Danielle Johnson walked to the front of the room and turned to face her classmates. With emotion, the seventh grade student rehearsed her part, describing how she was “surrounded” in daily life by people who smoked.
“I don’t feel like dying because of the stupidity of people around me,” she said.
Johnson was one of 48 students from Springfield, Mass., Duggan Middle School’s social studies and science classes who recently traveled to UMass Amherst’s College of Education to present to students in Dr. Robert Maloy’s Tutoring Enrichment Assistance Models for Schools (TEAMS) class a series of two-voice poems and public service announcements they had written.
In Furcolo Hall, minutes before the 4 p.m. presentation was about to begin, Natalie Velez and Jaslee DelValle paused from rehearsing DelValle’s poem, “Boxer and Judge,” to explain the background and content of the day’s performances.
“Our classes studied ancient Greece and the Olympics,” said DelValle, “and we had to write two-voice poems about that.”

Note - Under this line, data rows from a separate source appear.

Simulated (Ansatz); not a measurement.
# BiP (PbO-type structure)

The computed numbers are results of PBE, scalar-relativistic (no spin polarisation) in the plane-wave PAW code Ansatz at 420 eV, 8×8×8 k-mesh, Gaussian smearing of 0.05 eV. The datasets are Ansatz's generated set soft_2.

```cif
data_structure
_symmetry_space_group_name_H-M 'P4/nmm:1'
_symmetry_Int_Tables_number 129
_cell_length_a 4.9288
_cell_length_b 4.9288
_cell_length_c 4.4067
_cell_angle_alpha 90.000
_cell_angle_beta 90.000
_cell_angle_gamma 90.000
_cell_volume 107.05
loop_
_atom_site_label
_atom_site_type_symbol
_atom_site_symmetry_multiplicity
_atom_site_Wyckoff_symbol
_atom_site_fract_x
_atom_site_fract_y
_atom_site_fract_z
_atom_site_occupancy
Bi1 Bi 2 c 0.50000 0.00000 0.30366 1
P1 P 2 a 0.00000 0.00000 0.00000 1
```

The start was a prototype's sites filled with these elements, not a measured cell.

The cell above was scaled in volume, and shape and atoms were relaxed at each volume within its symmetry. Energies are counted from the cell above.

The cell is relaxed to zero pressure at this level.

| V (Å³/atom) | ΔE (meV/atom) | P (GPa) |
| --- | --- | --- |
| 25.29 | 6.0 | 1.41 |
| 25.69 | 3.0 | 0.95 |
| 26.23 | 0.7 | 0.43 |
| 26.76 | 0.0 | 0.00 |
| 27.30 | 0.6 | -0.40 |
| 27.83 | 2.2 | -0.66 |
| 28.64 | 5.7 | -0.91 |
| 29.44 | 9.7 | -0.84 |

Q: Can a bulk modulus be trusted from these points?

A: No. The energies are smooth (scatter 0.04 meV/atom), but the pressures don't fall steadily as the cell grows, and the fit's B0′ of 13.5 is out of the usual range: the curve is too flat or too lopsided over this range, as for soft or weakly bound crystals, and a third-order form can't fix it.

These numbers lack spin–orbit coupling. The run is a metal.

“That’s two different perspectives,” explained Velez, who wrote a poem titled “Olympics Now and Then.” “We talk about both things and compare them to each other. Jaslee reads a line then I read a line. Sometimes we talk together. You have to make sense of both things. It’s like two voices at the same time.”
Moments later, Duggan Middle School’s 6th grade social studies teacher Kristen Bouley (M.Ed. 2007) led the middle school students into two classrooms where the graduate students waited. In room 128, nineteen presentations took place, beginning with Velez’ “Olympics Then and Now” and ending with “Students Then and Now” written by Kiana Martinez, with a little stage fright, a bit of laughter and drama, and a lot of applause in between.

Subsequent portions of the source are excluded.